There were many contemporaries called John Spencer, and some of the details provided here of the life of the MP for Lyme Regis possibly relate to others of the same name. It is clear, however, that he did not come from a gentry family possessed of much land, and his place of residence in the earlier stages of his career is uncertain. Spencer’s paternal grandfather had lived at Dewlish, some eight miles north of Dorchester,
It may be safely assumed that the MP was the John Spencer who often served as a juror at inquisitions post mortem conducted in Dorset in the reign of Henry VI, doing so most notably after the deaths of John, earl of Arundel, in 1435, and of the earl’s mother Eleanor, widow of Sir Walter Hungerford†, Lord Hungerford, 20 years later.
Other records of Spencer provide a patchy picture. At all three of the parliamentary elections in Dorset of the 1440s which he attended his name was recorded on indentures attesting the returns of John Filoll*. He was a feoffee of land in Lillington in 1446; appeared as ‘esquire’ on the juries at inquisitions post mortem after John, Viscount Lisle, and Sir Edward Hull* fell at the battle of Castillon in 1453; and as ‘formerly of Frampton, gentleman’ he was the defendant in a suit brought in 1455 by John Stourton II*, Lord Stourton, for a debt of £7 13s. 4d.
Spencer’s personal circumstances changed in 1450 following the death of his distant kinswoman Alice Deverell. Alice had produced several children for her husband Robert Frampton, but they all died young, leaving Spencer as her heir at common law. He seems to have had difficulties establishing his title to her lands, especially as the taking of an inquisition post mortem was delayed until October 1456, but when this showed him to be heir to property and many acres of land in Combe Deverell, he hastened to have its findings exemplified in letters patent, which issued from Chancery on 20 Dec. following. Even so, the inheritance never came into his possession, for it was kept for life ‘by the courtesy’ by Alice’s widower, who outlived him.

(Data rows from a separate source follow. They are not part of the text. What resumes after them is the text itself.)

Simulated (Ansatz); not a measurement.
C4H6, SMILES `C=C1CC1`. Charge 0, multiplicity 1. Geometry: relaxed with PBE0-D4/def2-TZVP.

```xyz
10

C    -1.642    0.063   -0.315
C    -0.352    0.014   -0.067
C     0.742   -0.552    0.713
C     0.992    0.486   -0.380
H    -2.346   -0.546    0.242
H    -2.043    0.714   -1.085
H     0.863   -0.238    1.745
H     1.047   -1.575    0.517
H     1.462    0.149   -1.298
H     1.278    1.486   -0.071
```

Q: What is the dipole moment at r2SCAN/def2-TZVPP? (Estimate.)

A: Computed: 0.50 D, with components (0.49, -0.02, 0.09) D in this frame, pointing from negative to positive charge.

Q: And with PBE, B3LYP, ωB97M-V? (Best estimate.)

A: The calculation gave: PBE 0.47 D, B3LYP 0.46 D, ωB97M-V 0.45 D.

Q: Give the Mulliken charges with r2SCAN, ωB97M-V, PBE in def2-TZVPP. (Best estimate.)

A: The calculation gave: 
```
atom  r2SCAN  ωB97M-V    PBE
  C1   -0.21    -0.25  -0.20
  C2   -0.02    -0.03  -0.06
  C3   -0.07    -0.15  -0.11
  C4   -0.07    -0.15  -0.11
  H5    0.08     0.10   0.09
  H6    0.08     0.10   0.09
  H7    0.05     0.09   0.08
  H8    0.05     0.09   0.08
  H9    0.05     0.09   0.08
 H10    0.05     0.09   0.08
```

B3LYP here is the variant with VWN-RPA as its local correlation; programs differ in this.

It was not until late in his life that Spencer was returned to Parliament, as a representative of the borough of Lyme Regis in the Commons summoned to meet on 7 Oct. 1460. He had no known connexion with the town, and while the return of at least five of the MPs from the Dorset boroughs may be attributed to their attachment to the intimate circle of John Newburgh II*, one of the shire knights, he himself is not recorded as belonging to that group. During his time in the Commons he may have lent his support to the regime controlled by the Yorkist lords following their victory at Northampton. Two weeks into the first session he was commissioned to investigate a case of alleged piracy by the crew of Le Petre Courtenay, owned by Sir Hugh Courtenay*, who had been in favour with the Lancastrian court; his fellow commissioners are deemed to have been of Yorkist persuasion.
Spencer is not recorded alive thereafter, and he died childless before Michaelmas 1462, leaving his sister Alice, the wife of William Lifelong, as his heir. In a final concord of that date relating to the former Deverell property at Combe Deverell, Alice and her husband were named as parties, and when Robert Frampton died in 1465 she was confirmed as the heir of his late wife Alice Deverell.